Education Secretary Michael Gove was accused today of wasting millions of pounds of public money on “pet projects which do not benefit pupils”.

Labour said that, according to its figures, the Government had spent at least £2.3 million on free schools which it claimed were either not opening, or lack support.

The Government immediately refuted the accusation, insisting it would "never gamble with the future of our children" and that the figures had been "grossly exaggerated".

Free schools "are overwhelmingly popular" with parents and are opening quicker, and more cheaply than previous school schemes, the Department for Education (DfE) said.

In a letter to Mr Gove, shadow education secretary Stephen Twigg said: "I hope you will agree that it is imperative to ensure that every penny of taxpayers' money is wisely spent.

"While families in Britain are feeling the squeeze brought about by the double-dip recession, it is surely right that the Government spends their money in a responsible manner.

"You said in May this year that 'I have been determined to use the capital funding at my disposal to best effect, seeking value for money and efficiency from every pound spent'.

"I cannot see how you can justify this claim, when it emerges that millions of pounds of public money have been wasted by your Department on schools which either failed to open or lack local support from parents."

Mr Twigg said Labour's own figures suggest that "at least £2.3 million has been wasted on pet projects".

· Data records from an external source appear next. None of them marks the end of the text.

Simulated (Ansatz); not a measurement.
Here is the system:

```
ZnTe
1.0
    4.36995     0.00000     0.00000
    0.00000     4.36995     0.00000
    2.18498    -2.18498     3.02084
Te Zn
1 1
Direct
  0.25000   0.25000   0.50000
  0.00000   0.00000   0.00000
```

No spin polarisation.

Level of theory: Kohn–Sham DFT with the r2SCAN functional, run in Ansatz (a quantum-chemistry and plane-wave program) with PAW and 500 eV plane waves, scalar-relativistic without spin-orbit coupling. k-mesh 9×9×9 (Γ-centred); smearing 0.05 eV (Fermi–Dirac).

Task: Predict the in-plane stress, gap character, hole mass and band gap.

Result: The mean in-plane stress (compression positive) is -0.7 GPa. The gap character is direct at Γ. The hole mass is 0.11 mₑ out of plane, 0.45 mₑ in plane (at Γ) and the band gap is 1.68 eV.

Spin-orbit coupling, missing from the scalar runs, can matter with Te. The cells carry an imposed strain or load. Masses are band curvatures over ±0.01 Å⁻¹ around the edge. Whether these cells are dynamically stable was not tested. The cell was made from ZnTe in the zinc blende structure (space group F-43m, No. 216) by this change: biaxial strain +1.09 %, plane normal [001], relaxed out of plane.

The letter cites the One In A Million Free School in Bradford, West Yorkshire, Beccles Free School in Suffolk, and the Riverdale Primary School in west London.

It was revealed earlier this week that the Government had decided to withdraw funding for the One In A Million school just a week before it was due to open.

A decision is still to be taken on whether the charity-run school will open next year instead.

The Riverdale Primary School is now not opening.

In June it emerged that Beccles Free School, which is scheduled to open this autumn, had received just 37 applications for 162 places, although the DfE said it now has 68 pupils.

In his letter, Mr Twigg claimed that £2 million has been spent on Beccles.

Mr Twigg also claimed that "a number of free school projects have collapsed, but it is unclear how much was spent on these projects".

He cited the Chorley Career and Sixth Form Academy, Rotherham Central Free School in South Yorkshire and the Newham Free Academy in east London.

The DfE said that early decisions had been taken to not go ahead with these three projects, and that no capital had been spent on the Rotherham and Newham schools.

Mr Twigg asked Mr Gove in his letter to explain how many of the free schools originally expected to open this September will open as planned, how much money has been spent in total, and individually, on free schools that will not open next month, and the reasons for projects collapsing.

A DfE spokeswoman said: "These figures are grossly exaggerated. Beccles Free School will open as planned this September with 68 pupils, and One In A Million Free School is considering deferring until next year.

"The truth is free schools are opening more quickly and have been delivered more cheaply than previous schemes. Free schools are also proving overwhelmingly popular with parents - the vast majority of those opened in 2011 are already full.

"We will never gamble with the future of our children and make no apologies for setting high standards. We would never allow a free school to open which didn't satisfy the needs of the local community and meet our strict criteria."

A spokesman for Mr Gove added: "Stephen Twigg's effort is back- of-the-envelope stuff that doesn't stack up.

"Beccles Free School actually has double as many pupils as he claims which he could have found out by simply Googling.

"The real scandal is the millions upon millions the Labour government wasted on Building Schools For The Future, which Twigg himself has admitted didn't deliver value for money."

As of October last year, 79 free schools and university technical colleges (UTC) had been approved to open from this September onwards.